Molecular gastronomy, never again.
08-18-2013, 12:35 PM
I also died in a horrible loafing accident
08-19-2013, 08:47 AM
Looks like you need to...
Stop loafing around. YEEEEEEEEEEEEEEAH
08-19-2013, 10:00 AM
Just another day as space janitor keeping the station clean with my trusty spray bottle.
Everyone wants to loaf me for some reason. I guess they like dirty floors. Near QM, I run to what appears to be a miniputt in a new pod bay (I've been gone for 2 months) I suddenly wonder why I can't steer. Turns out I boarded an escape pod. Pod leaves the Z-level, explodes 3 times. Also, apparently my galoshes were a traitor objective that round so some guy killed himself at the end of his spree.
08-20-2013, 04:27 AM
I spawned as a spymaster and went straight to cargo to make loafs. I spent my ten crystals on microbombs since that's fun and I don't like the other items very much.
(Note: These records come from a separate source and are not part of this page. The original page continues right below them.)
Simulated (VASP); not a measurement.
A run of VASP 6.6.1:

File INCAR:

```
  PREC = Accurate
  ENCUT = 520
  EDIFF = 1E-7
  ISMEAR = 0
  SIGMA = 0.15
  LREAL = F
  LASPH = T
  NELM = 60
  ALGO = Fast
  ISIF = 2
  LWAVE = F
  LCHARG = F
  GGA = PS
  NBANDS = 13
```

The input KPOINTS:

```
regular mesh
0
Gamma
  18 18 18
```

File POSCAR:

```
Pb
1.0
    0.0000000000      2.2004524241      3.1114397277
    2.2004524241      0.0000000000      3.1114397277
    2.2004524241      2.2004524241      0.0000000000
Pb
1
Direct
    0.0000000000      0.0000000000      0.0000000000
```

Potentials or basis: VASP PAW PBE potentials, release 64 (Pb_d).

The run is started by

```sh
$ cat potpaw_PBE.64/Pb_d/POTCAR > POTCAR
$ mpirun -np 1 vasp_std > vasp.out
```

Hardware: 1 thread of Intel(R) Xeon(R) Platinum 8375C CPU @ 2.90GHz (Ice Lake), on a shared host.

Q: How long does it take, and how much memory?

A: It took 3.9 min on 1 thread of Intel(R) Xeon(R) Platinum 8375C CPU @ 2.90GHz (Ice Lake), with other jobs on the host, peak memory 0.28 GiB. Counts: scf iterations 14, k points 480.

After some experimentation, I made a loaf that 1-hit kills people when throws. I went around braining people with this. Apparently there was a traitor scientist, because he loyalty implanted me. I gave him the loaf and we made our way to the shuttle and waded into the crowd. Seeing a lot of people not in the scientist's personal mindslave entourage, I asked him to give me the loaf so I could kill them. I had not properly explained the dangers of the loaf, so instead of dropping it, he threw it at me, whereby I was instantly killed, activating all 10 microbombs and killing everyone on the shuttle. The loaf laughed all the way to the Nanotransen docking facility.
08-20-2013, 04:48 AM
mucubed Wrote:I spawned as a spymaster and went straight to cargo to make loafs. I spent my ten crystals on microbombs since that's fun and I don't like the other items very much. That was an odd round, The scientist was on of the spys, and so was I. We had mindslaved each other at the same time. In the end all three of the living spys were done in by that loaf.
08-25-2013, 10:57 AM
The B-Baller's Game, staring Sir Mapleleaf, BALLER TRUE, and Mr. AI.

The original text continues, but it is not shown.